Over Easter I have been reading a short fun book on statistics by Uri Bram, called Thinking Statistically. This trots through some of the obvious pitfalls in reasoning that statistical reasoning can help you avoid, including the absolute classic: selection bias. I have also been listening to news and phone-in radio programs about the benefit changes that have come in today. This debate contains some truly egregious examples of selection bias (egregious is my big word for today, it means outstandingly bad).
The government’s estimate for the number of households effected by the change in housing benefit to penalise those with excess rooms is 660,000. The number of people affected will be larger of course. Now this is a large number and it is not practical for someone to consider 660,000 cases before they make up their mind as to whether they agree or disagree with this policy.
No problem, over the last two-hundred-ish years statisticians and scientists have come across this sort of problem many times, and have a solution. It is called sampling. The basic idea is that if you want a rough idea (which should be enough here) of what will happen to 660,000 households, then all you need to do is take a handful of randomly selected households, and look at the effect in those cases.
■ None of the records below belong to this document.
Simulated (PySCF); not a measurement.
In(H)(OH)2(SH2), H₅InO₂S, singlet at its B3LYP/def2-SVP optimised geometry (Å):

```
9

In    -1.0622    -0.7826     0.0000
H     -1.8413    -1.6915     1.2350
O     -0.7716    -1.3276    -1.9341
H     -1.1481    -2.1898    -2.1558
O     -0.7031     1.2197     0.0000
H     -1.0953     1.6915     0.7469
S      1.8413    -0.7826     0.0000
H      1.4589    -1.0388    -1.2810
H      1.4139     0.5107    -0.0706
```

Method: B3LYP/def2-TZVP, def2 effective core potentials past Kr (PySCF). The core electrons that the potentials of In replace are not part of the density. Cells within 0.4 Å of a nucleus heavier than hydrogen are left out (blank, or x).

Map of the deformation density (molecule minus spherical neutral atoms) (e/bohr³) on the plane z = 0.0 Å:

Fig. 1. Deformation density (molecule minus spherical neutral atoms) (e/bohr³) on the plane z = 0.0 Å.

With a high probability, this will give you a good idea of what the effect will be on most of the 660,000 households. Then you can decide to be for or against the policy. The UK is a democracy, those of us over 18 should try and understand our government’s policy so we can make an informed choice in the 2015 general selection.
However, the problem is that the handful of households really do need to be randomly selected, i.e., picked from the 660,000 at random, without any bias. Many of the examples in the news media do not look to be selected at random, e.g., the mother of 11 in The Sun. If you select a household at random, the odds are very long that it is headed by a mother of 11. It looks like The Sun is engaging in very strong selection bias, i.e., selecting not at random but deliberately to make a point.
With sufficient selection bias I can ‘prove’ anything I like, e.g., by taking Bill Gates as my sample, I can ‘prove’ that we have an average wealth of $67 billion, and so could easily shrink the deficit by just donating a thousand pounds each – loose change to us billionaires.
I can’t select from the 660,000 at random but after a quick look at some government stats, it looks like the two most common household types in this 660,000, are: single people living in two bedroom homes, and single-parent families, both with a single excess room. In both cases they will lose £10 to £15 per week. The stats are rather incomplete and don’t say how much they are getting per week before the cuts, but the average housing benefit across all households is £90 per week.
So, my best guess is that if you picked a couple of households at random it is likely you’d get say one household that is someone living on their own whose benefit is cut from perhaps £70 to £80 per week, by around £10 per week, and a second household that is a single parent and two kids, whose benefit of around £100 per week is cut by £15 per week.
Basing a decision on a policy based on just two examples is not unreasonable – we can’t spend hours assessing every policy – but the examples have to be chosen randomly. This is difficult, as the examples we are being presented with are absolutely deliberately being selected in a very biased way. I think this is bad for British democracy.